12. Sign up for NaNoWriMo. Fail.

13. It’s December, now, six full years since you went to Uganda the first time, and seven months since you graduated from the MFA. Germany is cold. You keep a candle on your desk next to your keyboard to warm your fingers as you type. You’ve started and stopped so many times that your computer is full of files labeled “Kitgum.” Some are 50 pages. Some are 12. One has just a single sentence. In a sudden act of frenzied desperation, dump the entire folder in the Trash.

14. Thirty seconds later, move the folder resignedly back to the Desktop.

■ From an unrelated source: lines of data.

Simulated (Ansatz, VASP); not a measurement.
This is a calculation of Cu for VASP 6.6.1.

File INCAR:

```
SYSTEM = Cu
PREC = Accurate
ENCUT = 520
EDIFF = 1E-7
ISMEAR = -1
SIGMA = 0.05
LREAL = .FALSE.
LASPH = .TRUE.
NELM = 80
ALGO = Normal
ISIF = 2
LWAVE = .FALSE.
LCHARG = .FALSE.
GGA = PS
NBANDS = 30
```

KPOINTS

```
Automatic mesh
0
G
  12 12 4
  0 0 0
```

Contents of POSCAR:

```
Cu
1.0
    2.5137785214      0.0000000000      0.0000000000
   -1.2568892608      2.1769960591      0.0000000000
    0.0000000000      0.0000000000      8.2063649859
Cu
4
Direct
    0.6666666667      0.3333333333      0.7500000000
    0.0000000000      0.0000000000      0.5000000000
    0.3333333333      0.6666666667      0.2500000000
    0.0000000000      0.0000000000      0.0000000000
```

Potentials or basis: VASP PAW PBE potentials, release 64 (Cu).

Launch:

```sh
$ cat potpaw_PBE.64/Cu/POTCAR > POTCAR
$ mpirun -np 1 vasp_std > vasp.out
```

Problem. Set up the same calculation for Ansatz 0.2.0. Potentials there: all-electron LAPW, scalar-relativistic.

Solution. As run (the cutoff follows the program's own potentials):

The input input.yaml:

15. Decide to heed your boyfriend’s advice. Make New Year’s resolutions for the first time in a decade. Give yourself one year to: (1) learn German; (2) run a marathon; and (3) write a novel.

Ikotos, South Sudan

16. The first week of January, sign up on a whim for an online novel writing class, because you recognize that you work better with deadlines. Feel guilty about investing more money in your writing education. Get over it. Note that your second assignment is to write an outline for the entire novel. Mock this assignment loudly to your boyfriend. What are you, some kind of formulaic hack writer? Repeat oft-heard writing quotations about how you can’t expect to surprise the reader if you don’t surprise yourself, and writing should be like driving a winding road in the dark, with your headlights only illuminating the place just ahead of where you are.

17. Realize these quotations have gotten you nowhere. Admit, finally, that you have no plot. Panic. Breathe. Dedicate one long day to crafting an outline. Make things happen. Infuse the story with conflict. Force characters into impossible moral choices. Kill off a central character in the opening scene. Work backwards from the end. Emerge from this experience more energized and inspired than ever.

18. Begin with page one. Take your time. Move on to page two. Sit with the story, but keep moving it forward. Write every day. Write nothing else. Write nothing else.

19. Allow for crises. Allow for breakthroughs. Revisit the outline; revise certain plot points based on how the characters are coming alive on the page and in your mind. Start training for the marathon. When you talk about writing your novel, make ample usage of running metaphors. Pace yourself. Slow and steady. Every week, your lungs burn less. Every week, the manuscript grows.

20. Spring comes and goes. Then summer. Miracles happen. You find an agent. You run ten miles and do not die. You get a dog and go for long walks in the forest every day. You’re still writing. Page upon page upon page. At some point, when you think about starting a book club in your town, the first person you think of to ask to join is a woman who lives in the same city — in your novel. This concerns your boyfriend. But you know it’s the sign that a threshold has been crossed. Something is being born.

21. Don’t forget to walk the dog.

22. In early autumn, when the leaves in the forest have begun to turn, write the sentence that will become the novel’s last. Sit with this feeling for a while. Maybe 20 minutes. Then send your finished manuscript to your agent. Three days later, run the marathon. Pace yourself. Go slow. Realize that you actually enjoy running. You like the effort. You like the ache. As you near the finish line, feel the weight of the past nine months — and the past seven years — begin to lift. Know that your work is not done. There will be revisions. There will be more trips to Uganda. There will be new drafts. There will be agonizing weeks and months of waiting while editors in post-Sandy New York glance over the words you’ve set down with such care. That’s okay. In these moments, gravity loosens, and your legs are weightless. You are lighter than all of it. Lighter than words.

23. Learning German — maybe next year.